I cannot stand tears (1 Viewer)

This is especially interesting, as it was changed during Hank's lifetime. And even though the changes are only 2 words, they give a whole different meaning and feeling to the poem.

Here's what 'THE ROOMINGHOUSE MADRIGALS' (1988, p.69) say:

I Cannot Stand Tears

there were several hundred fools
around the goose who broke her leg
trying to decide
what to do
when the guard walked up
and pulled out his cannon
and the issue was finished
except for a woman
who ran out of a hut
claiming he'd killed her pet
but the guard rubbed his straps
and told her
kiss my ass,
take it to the president;
the woman was crying
and I cannot stand tears.


I folded my canvas
and went further down the road:
the bastards had ruined
my landscape.


... and here's the version from 'SAN FRANCISCO REVIEW' #1 (1958, p. 66):

poem_Cannotstandtears_SF-Review1_1958_marked.JPG


I didn't have a look (yet) at the other sources, where this poem appeared. Might be interesting.
 
On the King Mob CD 'At Terror Street and Agony Way' (recorded in 1969) the version Bukowski reads (as you no doubt expect) the same as the SF Review text.
 
Amazing. It really does change the entire meaning. The poem never totally made sense to me before. Now it does.
 
I don't know about changing his to her, but I have to admit that I can see the logic in changing the line about the bird crying, since the guard killed the bird. Unless dead birds can cry, I dunno.
 
...unless the guard was telling the woman that he killed the bird because it was crying and that he cannot stand tears. Yes, these small changes sure do change the poem meaning.
 
In the 1971 Druid Books (2nd printing, 1973) version of A Bukowski Sampler it is the same as the SF Review poem except there is no stanza break at the end.

Checking the photocopy I made of the earlier version of the Sampler (Quixote Press) "tears" has no stanza break either.
 
Except for the stanza-break, the versions in the 'Penguin'-book and in 'It Catches' are also like the earlier SF-version.

And, yes, in the earlier version, the man who shot the bird is talking to the woman (about the bird crying), while in the 'alternate' version Bukowski is talking - about the woman crying.

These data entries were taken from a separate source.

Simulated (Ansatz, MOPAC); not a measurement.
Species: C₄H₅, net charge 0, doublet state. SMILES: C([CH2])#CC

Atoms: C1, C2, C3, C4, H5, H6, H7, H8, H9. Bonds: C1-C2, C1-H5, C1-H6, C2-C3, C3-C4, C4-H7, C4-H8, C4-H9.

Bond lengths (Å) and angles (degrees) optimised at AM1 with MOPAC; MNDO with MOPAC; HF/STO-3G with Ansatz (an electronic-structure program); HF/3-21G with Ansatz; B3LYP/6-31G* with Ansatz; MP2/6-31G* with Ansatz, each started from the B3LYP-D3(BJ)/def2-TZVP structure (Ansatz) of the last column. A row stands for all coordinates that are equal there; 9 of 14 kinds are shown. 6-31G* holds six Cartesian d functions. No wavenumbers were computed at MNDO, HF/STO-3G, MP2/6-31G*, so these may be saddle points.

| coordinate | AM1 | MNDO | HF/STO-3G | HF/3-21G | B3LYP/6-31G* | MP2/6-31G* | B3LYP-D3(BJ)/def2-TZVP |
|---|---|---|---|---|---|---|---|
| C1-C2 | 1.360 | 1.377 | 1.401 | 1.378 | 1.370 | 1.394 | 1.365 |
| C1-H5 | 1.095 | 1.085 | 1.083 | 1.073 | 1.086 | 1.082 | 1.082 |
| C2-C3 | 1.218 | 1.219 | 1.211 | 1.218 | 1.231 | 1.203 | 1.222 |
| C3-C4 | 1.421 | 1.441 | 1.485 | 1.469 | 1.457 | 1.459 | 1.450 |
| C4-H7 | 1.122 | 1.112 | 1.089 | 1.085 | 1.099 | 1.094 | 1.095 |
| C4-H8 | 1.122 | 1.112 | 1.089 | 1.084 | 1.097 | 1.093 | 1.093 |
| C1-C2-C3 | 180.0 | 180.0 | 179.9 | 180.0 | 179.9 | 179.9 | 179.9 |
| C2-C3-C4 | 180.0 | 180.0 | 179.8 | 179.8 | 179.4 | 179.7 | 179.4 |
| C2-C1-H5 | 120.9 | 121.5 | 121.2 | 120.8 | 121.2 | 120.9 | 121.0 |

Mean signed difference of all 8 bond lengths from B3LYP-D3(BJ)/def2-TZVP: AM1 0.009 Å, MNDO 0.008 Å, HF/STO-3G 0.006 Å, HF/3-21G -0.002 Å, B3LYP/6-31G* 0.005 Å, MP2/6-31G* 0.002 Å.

What I still find most remarkable is, that this is a pre-mortem change and I think we didn't have many of those before, did we? (except for 'Women' that is)
 
There are a few, but you're right, not many. Of course in comparison to what happened post-mortem, maybe it just seems like only a few.

All I know is when I'm adding stuff to the database, by default I choose "not altered" when adding something published during his lifetime and "altered" for everything after Betting on the Muse, and I have very, very rarely had to change that field after doing a comparison.